As today's youth, no, today's young children engage technology, virtual worlds in place of the real world, what might happen to how they think, relate, create, solve, feel? At a family gathering, one of my younger cousins pulled up his iPhone to share a real-time representation of the night sky. My uncle pointed out that we could just as easily see the night sky, simply by looking at the actual sky. My cousin responded with, "but this is real, it really is real, it is real-time." My cousin's reaction is provocative. What is real? What is reality? When the virtual world is beginning to represent reality in its many abundant forms?

As social networking takes over face-to-face conversations, Minecraft environments invite problem solving in place of real-life situations, what do today's children believe and know about reality? And as they spend increasing number of hours immersed in the virtual world, their primary contact with the real world being the surface they are sitting on, the keys at their fingertips and the smells in the room, how does that begin to alter their sense of the world?

What new senses are these children developing? Add to touch, see, smell, taste and feel a few others like knowing how to sense emotions based on emoticons. What skills are they developing? Fingertip control becomes more important than handwriting, yes. But beyond that, how about creating, navigating social groups without seeing anyone face-to-face, holding conversations, long ones too though all in tiny byte sizes? Or, the ability to find known answers in a jiffy with a single search, without needing to theorize, research, discuss, experiment and read?

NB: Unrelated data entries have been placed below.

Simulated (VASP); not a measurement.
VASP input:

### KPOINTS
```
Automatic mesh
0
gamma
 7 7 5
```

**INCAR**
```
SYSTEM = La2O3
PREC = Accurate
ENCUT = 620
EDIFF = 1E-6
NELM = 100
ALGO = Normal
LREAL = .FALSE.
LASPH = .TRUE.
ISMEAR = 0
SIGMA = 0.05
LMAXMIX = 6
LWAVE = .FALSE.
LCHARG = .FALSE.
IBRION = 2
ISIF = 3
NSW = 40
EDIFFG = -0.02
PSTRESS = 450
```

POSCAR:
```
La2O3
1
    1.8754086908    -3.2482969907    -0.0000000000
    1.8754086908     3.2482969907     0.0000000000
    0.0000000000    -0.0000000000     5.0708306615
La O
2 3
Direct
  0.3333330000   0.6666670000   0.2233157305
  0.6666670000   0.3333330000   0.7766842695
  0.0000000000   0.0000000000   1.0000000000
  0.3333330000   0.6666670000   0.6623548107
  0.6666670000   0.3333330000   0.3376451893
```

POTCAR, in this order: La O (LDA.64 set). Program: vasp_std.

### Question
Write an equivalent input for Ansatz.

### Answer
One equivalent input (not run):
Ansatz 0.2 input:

Immersed in virtual worlds, it is easy to believe that humans, young fledging humans have complete control over the virtual world they interact with. I wonder though. While the users of the virtual world, control its events, the virtual world is altering how users sense and navigate the real world. Long gone are the days of a keen eye-sight to spot a cheetah in the dark, agile feet that got you only 5 feet from a distracted panther or smelling the air to fortell weather. But now, we are letting go of seeing faces to understand emotions, handwriting, mental math, dinner time conversations and handcrafts for Minecraft.

Only time will tell how technology will shape humans. The question is how, not if, not when. Perhaps a Matrix-like reality while borderline fantastical and seemingly faraway is already taking root, because today, our children are better at using their fingertips to make their virtual avatars climb trees than they are at climbing a real tree.